Temperance, that great virtue, amounted to not drinking alcohol to the progressives and that is (almost) unforgivable. That the early Progressive Movement also delivered votes for women makes the Prohibition Ammendment a forgivable error, but still shakes your confidence in the wisdom of other things they did such as the income tax. After all, the classical virtue temperance is so much more than not drinking to excess. Thank God Karen Swallow Price (KSP) has written a book to stir it up in us.
Temperance Stirred in Us
KSP knows good stories can teach us virtue and great stories do so wonderfully well. That’s the classical and Christian traditions, even if some of us have forgotten. Picking Great Gatsby (or anything by Fitzgerald) to illustrate temperance seems like a jest: a person can get a bit tight just reading Fitzgerald.
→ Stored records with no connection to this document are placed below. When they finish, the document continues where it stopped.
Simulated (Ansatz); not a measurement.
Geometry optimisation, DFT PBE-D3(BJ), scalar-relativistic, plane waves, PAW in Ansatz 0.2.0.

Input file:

Great Gatsby is not Carrie Nation’s kind of novel, but just the sort our nation needs just now if we read it well. KSP helps, starting with an Aristotelian definition of temperance. The virtue:
helps us to desire pleasures in a reasonable manner, desiring them neither too much nor too little, the virtuous mean between the vices of self-indulgence and insensibility.
Our desires become properly ordered if we are temperant: we don’t want too much or too little of any good thing. If I were temperate, then seeing a Mason jar of pickled corn would not inflame me to eat the whole jar immediately or to run away since I should never enjoy something as delicious as pickled corn. Temperance is the Goldilocks virtue: I would enjoy and desire the amount of pickled corn that “was just right.”
And here I must introduce a quibble: KSP uses our popular understanding of Stoic and Epicurean philosophy. That’s fair, so I will merely point out (because I am that kind of guy at a party) that actually the Stoics were not so stoic and the Epicureans were not hedonists. For the Stoics, a life lived by pure reason allowed for “private teachings” that allowed for (in principle) consuming the corpses of dead bodies (don’t waste the flesh!), even of parents. Epicureans wanted the good life, but this amounted to getting rid of fear. As a result, much of Epicurean teaching eschewed hedonism altogether. I write more about this in When Athens Met Jerusalem.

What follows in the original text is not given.